BY CHIZELLE SHARON SALTER
This is my ego (I call her Queen Belle). Sadly she’s not happy to meet you. She thinks you’re here to hurt me in some way. Hurt me. Reject me. Ridicule me. Betray me. Abandon me.
She’s always looking out for me, the same way I know the Universe is always looking out for me. She loves me as deeply and as fiercely as the Universe, this I also know is true. She wants just as much for me. She just has slightly different priorities. It’s this slight differences that make the big… well, difference.
My ego wants me to have everything the Universe wants for me but her first priority is to keep me safe.
Safe from what?
Safe from any harm, of course. Safe from all the things I’m scared of. Safe from others harming me. Safe from loss. Safe from betrayal. Safe from ridicule.
How does she intend to keep me safe?
My ego assesses any current situation on a past that she deems relevant. For example, as a teenager I was horribly bullied at school. Because of this, any time I come close to having a friendship with a woman, my ego will start whispering in my ear, reminding me of high school, reminding me how I felt, warning me not to trust this person, warning me of the way it was.
She’ll even go so far as to let me know that maybe those girls were right about the things they said about me.
She’s not doing this to be mean. She just doesn’t want me to get hurt. She wants me to be safe. She doesn’t want to see me crying or broken-hearted again. She doesn’t want me to doubt myself or to think I’m not good enough.
Because she knows I am enough and it breaks her heart to see me so sad or so unsure of myself. So she does everything within her power to stop that from happening.
Unfortunately my ego’s most effective tools are fear, guilt and a feather-soft touch of resentment.
She’ll whisper all the things she knows I’m scared of. She’ll bring up perfectly innocent moments from the past and twist and shape them to suit her needs. She’ll prey on my weaknesses. She’ll use guilt on me like an artist creates a final stroke on his masterpiece.

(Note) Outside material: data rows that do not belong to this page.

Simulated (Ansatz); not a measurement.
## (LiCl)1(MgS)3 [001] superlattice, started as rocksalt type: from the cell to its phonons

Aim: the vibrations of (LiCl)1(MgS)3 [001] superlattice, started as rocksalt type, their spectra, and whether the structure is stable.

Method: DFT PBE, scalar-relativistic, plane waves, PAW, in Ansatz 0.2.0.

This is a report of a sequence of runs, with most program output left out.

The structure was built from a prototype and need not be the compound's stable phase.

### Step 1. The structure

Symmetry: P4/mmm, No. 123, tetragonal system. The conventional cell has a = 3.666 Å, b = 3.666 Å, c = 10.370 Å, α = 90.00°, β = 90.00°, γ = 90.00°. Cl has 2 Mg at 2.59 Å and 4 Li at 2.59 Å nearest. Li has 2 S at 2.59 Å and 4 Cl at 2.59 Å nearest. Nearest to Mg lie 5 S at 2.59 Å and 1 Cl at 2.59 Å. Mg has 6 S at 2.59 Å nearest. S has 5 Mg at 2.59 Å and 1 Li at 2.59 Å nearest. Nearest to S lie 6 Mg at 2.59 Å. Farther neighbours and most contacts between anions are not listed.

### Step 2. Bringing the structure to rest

Then she’ll dive deeper into her repositories of condescension, superiority and disdain, all the while telling me that this is for my own good…
That she’s only doing this because she loves me. That this hurts her more than it hurts me. And she’s telling the truth. At least about the loving me. The rest not always as much or as often as she would like to believe.
The thing is, my ego is limited. She’s limited in her information. She’s limited in her thinking. And she’s limited with her tools.
She only knows the past and only from her perspective. She only has what she has to work with. Her strongest tool is her persistence. She’s not going anywhere. She’s sticking around. She’s in this for the long-term. In sickness and in health, in wealth and in poverty, ‘til death do us part.
She may go away for the occasional dirty weekend. She may even take an extended vacation to escape winter. But she always comes back. And so I’ve come to love and accept her the way that I love and accept the way the Universe is looking out for me.
In fact, she’s almost like another mother to me. A slightly over-protective mother. A mother who simply wants the best for her child.
So, I speak to her when she comes. I listen to her voice her fears; my fears. I pay attention to her words of doom and gloom. I allow her to express her concerns. I understand when she starts screeching and screaming in a tone so high-pitched only dogs should be able to hear it.
At the same time, I give her the same love and respect that I give the Universe. And when she’s had her say, and only when she’s complete, do I speak.
I thank her for her love. I thank her for always being by my side. I thank her for wanting to look after me, for wanting to protect me. I thank her for everything she’s done, for everything she’s said. I tell her how much I love and appreciate her.
I remind her that the Universe, too, is looking out for me and that it has an excellent track record that we can’t ignore. I remind her that even though I can hardly believe it’s true myself, I am a grown-up now.
I remind her that I need to create and live the life of my dreams, and in order to do that, there’s always risk of failure, of being hurt. I remind her that she’ll always be a part of my life, but I need to run the show.
And finally, we embrace, and walk hand-in-hand towards and into my future, the one I’m creating with the Universe walking alongside us, too.